Black politics and black culture was closely aligned in the late sixties and early seventies. Politically, there had been gains brought about by the civil rights movement, although this was met was massive backlash. As with the rest of American society, black America experienced a very tumultuous period, which included riots in Watts and Detroit (among other cities), the assassinations of Martin Luther King, Malcolm X, and Medgar Evers, and the rise of black militancy, as represented by the Black Panthers.

Accordingly, black films, music, and literature reflected the drama and violence of the political zeitgeist. Black artists embraced black power and black identity, as seen in songs like James Brown's "Say it Loud, I'm Black and I'm Proud" and in the work of poet and critic Amiri Baraka, who was associated with the Black Arts Movement (see the link below). One of the most important contemporary writers in American literature, Toni Morrison, published her debut novel, The Bluest Eye, in 1970. She later said she wrote the novel because she wanted to read about people (black women) like her.
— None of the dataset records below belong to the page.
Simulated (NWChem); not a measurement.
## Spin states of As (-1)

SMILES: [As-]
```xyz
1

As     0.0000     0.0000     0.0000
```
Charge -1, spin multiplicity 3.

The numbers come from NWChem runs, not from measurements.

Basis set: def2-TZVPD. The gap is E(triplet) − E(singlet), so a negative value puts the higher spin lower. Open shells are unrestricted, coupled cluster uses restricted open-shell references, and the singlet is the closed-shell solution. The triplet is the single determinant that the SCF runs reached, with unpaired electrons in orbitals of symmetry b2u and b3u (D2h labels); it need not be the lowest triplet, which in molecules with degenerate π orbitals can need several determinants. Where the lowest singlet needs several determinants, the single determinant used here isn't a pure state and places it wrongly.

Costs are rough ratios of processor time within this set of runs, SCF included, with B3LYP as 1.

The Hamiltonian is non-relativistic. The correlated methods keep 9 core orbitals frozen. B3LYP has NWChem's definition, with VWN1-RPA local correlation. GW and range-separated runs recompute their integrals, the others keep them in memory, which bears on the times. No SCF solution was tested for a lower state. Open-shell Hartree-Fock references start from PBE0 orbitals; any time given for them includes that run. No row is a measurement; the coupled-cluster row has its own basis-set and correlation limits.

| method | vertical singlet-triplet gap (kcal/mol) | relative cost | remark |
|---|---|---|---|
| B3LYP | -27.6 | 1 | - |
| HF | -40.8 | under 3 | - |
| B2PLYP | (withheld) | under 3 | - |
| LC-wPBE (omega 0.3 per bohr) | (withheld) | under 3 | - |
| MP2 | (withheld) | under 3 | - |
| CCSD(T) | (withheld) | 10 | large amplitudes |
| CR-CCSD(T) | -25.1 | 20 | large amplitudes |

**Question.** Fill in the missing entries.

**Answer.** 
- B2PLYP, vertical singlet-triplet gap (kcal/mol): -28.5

In film, the seventies would be the decade of so-called blaxploitation films, a derisive term coined by a member of the NAACP, which showcased black stars like Pam Grier, Jim Brown, and Richard Roundtree. Although many critics dismissed these films at the times, they were important in giving black actors lead roles and in presenting a strong, attractive, and bold image of blackness. Suggested viewing includes Foxy Brown, Shaft, Superfly, and Sweet Sweetback's Baadasssss Song. Also consider music by the Jimi Hendrix Experience, Sly and the Family Stone, Marvin Gaye, Nina Simone, and Miles Davis.